Let $F$ be a number field with class number 1. Consider its ring of integers $O_F$. Let $p$ ba a prime number. Is there a totally real field $F$ such that for each prime number $p$, $pO_F$ is also a prime ideal of $O_F$?
We know that this is not true if $F$ is not totally real. Take $F= \mathbb{Q}(i)$. $O_F=\mathbb{Z}[i]$. Take $p=2$. Then $2O_F = (1-i)^2$ and hance 2 is not prime in $O_F=\mathbb{Z}[i]$.

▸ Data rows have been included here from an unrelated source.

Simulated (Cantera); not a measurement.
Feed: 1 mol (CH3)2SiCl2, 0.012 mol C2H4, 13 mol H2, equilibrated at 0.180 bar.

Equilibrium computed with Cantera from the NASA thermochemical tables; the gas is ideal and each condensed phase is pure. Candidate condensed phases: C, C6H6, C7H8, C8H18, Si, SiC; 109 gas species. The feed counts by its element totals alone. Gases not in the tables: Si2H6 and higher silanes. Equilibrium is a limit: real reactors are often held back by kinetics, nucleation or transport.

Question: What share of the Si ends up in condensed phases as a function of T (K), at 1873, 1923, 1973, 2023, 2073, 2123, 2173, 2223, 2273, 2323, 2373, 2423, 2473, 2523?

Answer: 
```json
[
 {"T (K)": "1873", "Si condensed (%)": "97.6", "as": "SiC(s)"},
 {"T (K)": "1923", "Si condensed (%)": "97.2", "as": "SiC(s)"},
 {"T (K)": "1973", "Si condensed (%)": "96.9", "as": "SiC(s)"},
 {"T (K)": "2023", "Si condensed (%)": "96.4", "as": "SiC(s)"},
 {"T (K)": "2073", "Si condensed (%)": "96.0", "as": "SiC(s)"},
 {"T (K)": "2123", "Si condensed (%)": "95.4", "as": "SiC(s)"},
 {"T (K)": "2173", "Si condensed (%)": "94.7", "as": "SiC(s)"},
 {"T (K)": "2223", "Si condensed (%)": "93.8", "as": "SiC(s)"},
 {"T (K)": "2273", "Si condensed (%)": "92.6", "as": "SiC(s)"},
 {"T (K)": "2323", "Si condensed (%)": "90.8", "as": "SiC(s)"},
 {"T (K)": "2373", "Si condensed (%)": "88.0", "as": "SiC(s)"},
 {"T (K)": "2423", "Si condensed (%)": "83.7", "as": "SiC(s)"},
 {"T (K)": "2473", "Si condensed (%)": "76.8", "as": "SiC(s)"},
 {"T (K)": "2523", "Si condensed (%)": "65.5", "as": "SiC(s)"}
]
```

But what if $F$ is totally real??
Any help would be appreciated.
On
For a number field $F$,
The primitive element theorem gives $F=\Bbb{Q}(a)$, we can take $a$ to be an algebraic integer with monic minimal polynomial $f\in \Bbb{Z}[x]$, if $p \nmid Disc(f)$ and $p | f(n)$ then $f$ isn't irreducible in $\Bbb{F}_p[x]$ thus $p$ isn't a prime ideal of $\Bbb{Z}[x]/(f(x))$ thus it is not a prime ideal of $O_F$. Whence there are infinitely many non-inert primes.
If finitely many primes of $\Bbb{Q}$ split completely in $F$ then $$\zeta_F(s) = \prod_p\prod_{P \ prime \ \in O_F,P \ni p}\frac1{1-N(P)^{-s}}$$ converges for $\Re(s) > 1/2$.
It is known to be untrue because for $F$ totally real and $s > 1$
$$\Gamma(s)\zeta_F(s)\ge \Gamma(s)\sum_{a\in (O_F-0)/O_F^\times} N(a)^{-s}=\int_{\Bbb{R}_{>0}^n / U} f(x)(\prod_{j=1}^n x_j)^{s-1}dx_j$$ where $n=[F:\Bbb{Q}]$ $$f(x_1,\ldots,x_n)=\sum_{a\in O_F} \exp(-\sum_{j=1}^n x_j |\sigma_j(a)| x_j)$$ and $$U = \{ (|\sigma_1(u)|,\ldots,|\sigma_n(u)|,u\in O_F^\times\}$$ A more careful analysis shows that $\zeta_F(s)$ has a simple pole at $s=1$ which means that a positive density of the primes split completely in $F$.
If every rational prime were inert in $F$ then there would be unramified extensions of $\Bbb Q$, which don't exist, since the discriminant of any number field larger than $\Bbb Q$ is not equal to $\pm 1$, i.e. it has rational prime divisors, and the ramified primes are exactly those that divide the discriminant.